Walla Walla park is right next to the river in Wenatchee. When I first came here twenty three years ago, it had just opened. Now, twenty three years later, the trees are so much bigger, and the park is well used by the locals. Its biking and walking paths run(1) for about five miles along the Columbia river. Then they continue over a bridge to the north, follow the other side of the river south, and finally, cross over the southern bridge to form an oval, or what we call The Apple Capital Loop Trail. It actually gets very busy as the walkers and bikers share the same paths. There is a courtesy rule(2) that as a biker approaches people walking in front of him, he must call out, “On your left!” That way, the walkers can move over to the right and let the biker pass safely. Safety is, of course, very important when lots of people are using the same place for sport. The water sports, such as kayaking and fishing, also need safety precautions. The local council has supplied life jackets for anyone who wishes to use them. So, if a family brings a boat to go fishing, they can use as many life jackets as they need, as long as(3) they put them back afterwards. The same goes for kayakers, water skiers, and paddle boarders. It is a generous and practical idea. It also encourages people to be honest, and to give back what they have borrowed. Along with the drinking fountains, toilets, play areas for children, and coffee hut, the free life jackets ensure a safe and enjoyable experience of the park.

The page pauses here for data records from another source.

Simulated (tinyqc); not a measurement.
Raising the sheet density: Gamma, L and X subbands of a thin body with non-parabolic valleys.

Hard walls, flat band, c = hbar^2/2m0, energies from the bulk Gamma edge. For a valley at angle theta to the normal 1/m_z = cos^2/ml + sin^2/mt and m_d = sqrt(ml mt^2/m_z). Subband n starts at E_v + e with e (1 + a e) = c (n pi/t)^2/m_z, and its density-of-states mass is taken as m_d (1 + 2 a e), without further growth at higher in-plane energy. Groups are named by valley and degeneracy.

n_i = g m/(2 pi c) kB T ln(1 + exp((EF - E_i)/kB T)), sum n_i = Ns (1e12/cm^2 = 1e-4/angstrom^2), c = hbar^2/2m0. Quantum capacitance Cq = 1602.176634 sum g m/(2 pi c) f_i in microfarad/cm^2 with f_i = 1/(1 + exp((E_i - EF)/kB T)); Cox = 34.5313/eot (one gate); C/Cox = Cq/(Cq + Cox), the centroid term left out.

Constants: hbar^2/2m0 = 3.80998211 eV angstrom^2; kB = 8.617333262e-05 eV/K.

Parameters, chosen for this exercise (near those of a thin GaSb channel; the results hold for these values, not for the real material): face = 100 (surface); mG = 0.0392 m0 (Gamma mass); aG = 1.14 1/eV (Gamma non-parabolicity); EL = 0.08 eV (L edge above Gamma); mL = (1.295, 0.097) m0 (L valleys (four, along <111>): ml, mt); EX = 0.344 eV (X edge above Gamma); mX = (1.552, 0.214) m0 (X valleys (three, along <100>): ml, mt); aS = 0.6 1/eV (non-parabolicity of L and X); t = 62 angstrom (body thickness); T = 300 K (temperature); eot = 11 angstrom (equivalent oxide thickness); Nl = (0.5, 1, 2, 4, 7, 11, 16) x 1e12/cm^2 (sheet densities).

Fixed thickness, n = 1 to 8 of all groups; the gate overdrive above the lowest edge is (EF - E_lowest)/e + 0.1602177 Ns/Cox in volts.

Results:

1. ‘Run ….along/ the length of’ describes how a physical or imagined road travels, and what it is next to.
a. The route we will take runs up the mountain face and then along to the right.
b. The state boundary runs right along the river.
c. Semi-precious stones can be found on the entire length of the stream.

2. ‘A courtesy rule’ is a rule that is established for the good of the general public, for safety, and for comfort.
a. Opening the door for a lady used to be a courtesy rule.
b. Waving at a driver who has just let you into traffic is a courtesy rule.

3. ‘…as long as…’ is similar in meaning to ‘if’, but it implies that a condition has to be met.
a. You can go to the cinema, as long as you are home by eleven.
b. They can borrow our car, as long as they buy extra insurance.
c. She can borrow twenty dollars, as long as she pays me back by Thursday.